Active colloids are micrometer-sized particles that can move under their own power, a feat that has potential applications in environmental cleanup, drug delivery, and microfluidics. Systems composed of purely repulsive active colloids are capable of self-separating dense liquidlike phases of matter from dilute gaslike ones. Moreover, researchers often see dynamic populations of dense clusters in a sea of vapor or phase separation between a gas phase and seemingly boiling liquid. These are typically explained using system-specific details. Here, we show that such microphase separation does not require system-specific explanations but stems generically from the nonequilibrium nature of active systems.

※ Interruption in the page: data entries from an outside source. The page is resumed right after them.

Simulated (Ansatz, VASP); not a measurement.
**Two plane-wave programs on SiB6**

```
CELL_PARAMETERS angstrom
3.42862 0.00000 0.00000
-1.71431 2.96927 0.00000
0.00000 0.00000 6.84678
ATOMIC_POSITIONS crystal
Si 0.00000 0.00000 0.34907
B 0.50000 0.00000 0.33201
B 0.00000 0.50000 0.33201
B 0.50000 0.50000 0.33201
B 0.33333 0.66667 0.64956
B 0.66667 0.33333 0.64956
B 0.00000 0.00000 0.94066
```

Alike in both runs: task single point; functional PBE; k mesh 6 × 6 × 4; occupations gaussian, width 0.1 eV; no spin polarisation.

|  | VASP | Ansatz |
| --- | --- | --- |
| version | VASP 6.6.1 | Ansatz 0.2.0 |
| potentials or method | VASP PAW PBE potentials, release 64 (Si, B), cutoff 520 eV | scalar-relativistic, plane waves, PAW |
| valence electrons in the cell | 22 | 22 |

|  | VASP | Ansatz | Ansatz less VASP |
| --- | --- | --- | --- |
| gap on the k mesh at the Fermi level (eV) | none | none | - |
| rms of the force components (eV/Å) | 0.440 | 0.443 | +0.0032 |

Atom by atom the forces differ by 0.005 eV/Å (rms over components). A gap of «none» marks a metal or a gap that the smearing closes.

We study the simplest fully generic field theory describing phase separation when time-reversal symmetry is locally broken, and we show that it arises from explicit coarse graining of particle models. We then discover a new and generic explanation of active microphase separation. At the heart of our results is the fact that, due to activity, the “Ostwald ripening process”—a phenomenon that describes how passive systems undergo full phase separation—can go into reverse.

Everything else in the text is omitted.